Managing Interuptions and Cancelling a Sprint

One of the more frequent questions I get about Scrum is how to manage interuptions within a Sprint. Interuptions and ad-hoc requests are a fact of life. Unless you’re working on a product which hasn’t launched yet there are going to be customer queries, and if you’ve not launched yet there’s a fair chance there will be questions from the sales and marketing teams or other stakeholders. There are a few options on how to deal with these. You can refuse to answer any query or request for help, or you can be the supportive colleague we all want to be. The real trick is how to balance these queries while still delivering the work the team is being paid to do.

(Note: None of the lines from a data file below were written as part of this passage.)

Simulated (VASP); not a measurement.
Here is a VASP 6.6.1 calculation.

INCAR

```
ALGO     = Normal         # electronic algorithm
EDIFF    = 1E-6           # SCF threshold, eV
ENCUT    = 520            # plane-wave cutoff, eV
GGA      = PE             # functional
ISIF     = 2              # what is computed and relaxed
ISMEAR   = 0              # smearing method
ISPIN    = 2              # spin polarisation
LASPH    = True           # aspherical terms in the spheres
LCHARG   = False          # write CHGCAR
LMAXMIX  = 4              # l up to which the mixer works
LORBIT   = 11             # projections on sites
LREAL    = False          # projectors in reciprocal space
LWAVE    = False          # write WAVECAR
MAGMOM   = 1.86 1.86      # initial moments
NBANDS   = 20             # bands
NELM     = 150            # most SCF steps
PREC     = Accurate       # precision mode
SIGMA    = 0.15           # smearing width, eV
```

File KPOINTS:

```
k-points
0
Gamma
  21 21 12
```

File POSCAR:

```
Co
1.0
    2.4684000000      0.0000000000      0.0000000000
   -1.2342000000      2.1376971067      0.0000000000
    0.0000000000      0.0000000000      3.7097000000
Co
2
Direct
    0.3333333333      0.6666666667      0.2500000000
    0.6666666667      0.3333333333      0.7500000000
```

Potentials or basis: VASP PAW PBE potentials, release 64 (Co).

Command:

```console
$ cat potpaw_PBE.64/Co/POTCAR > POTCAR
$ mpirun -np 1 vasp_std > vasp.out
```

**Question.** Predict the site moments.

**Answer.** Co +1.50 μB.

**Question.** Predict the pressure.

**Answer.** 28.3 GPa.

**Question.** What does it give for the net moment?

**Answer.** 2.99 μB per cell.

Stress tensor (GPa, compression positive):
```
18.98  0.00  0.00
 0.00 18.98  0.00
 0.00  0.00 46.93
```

In the past I have offered a few suggestions on how to approach this. What always strikes me though is how many teams either accept or push back on a request without understanding the impact it will have.

Should I support the business by answering quetions or deliver on the Sprint Goal? Photo by Robert Nagy on Pexels.com

Lets consider each piece of work which comes into the team as a new Product Backlog Item. This could be a support request or a question about how a particular piece of functionality works. As with all work it is the Product Owner who is ultimately resposible for maximising the value delivered by the team.

To do this we often need to pieces of information. What is the value this PBI delivers and how much effort will it entail. Now, there is no doubt that a level of pragmatism applies here. If the PBI is a quick email and won’t make any different apply the two minute rule and just do it. However, to avoid small task whiplash I recommend turning off email and IM notifications and replying to them in bulk.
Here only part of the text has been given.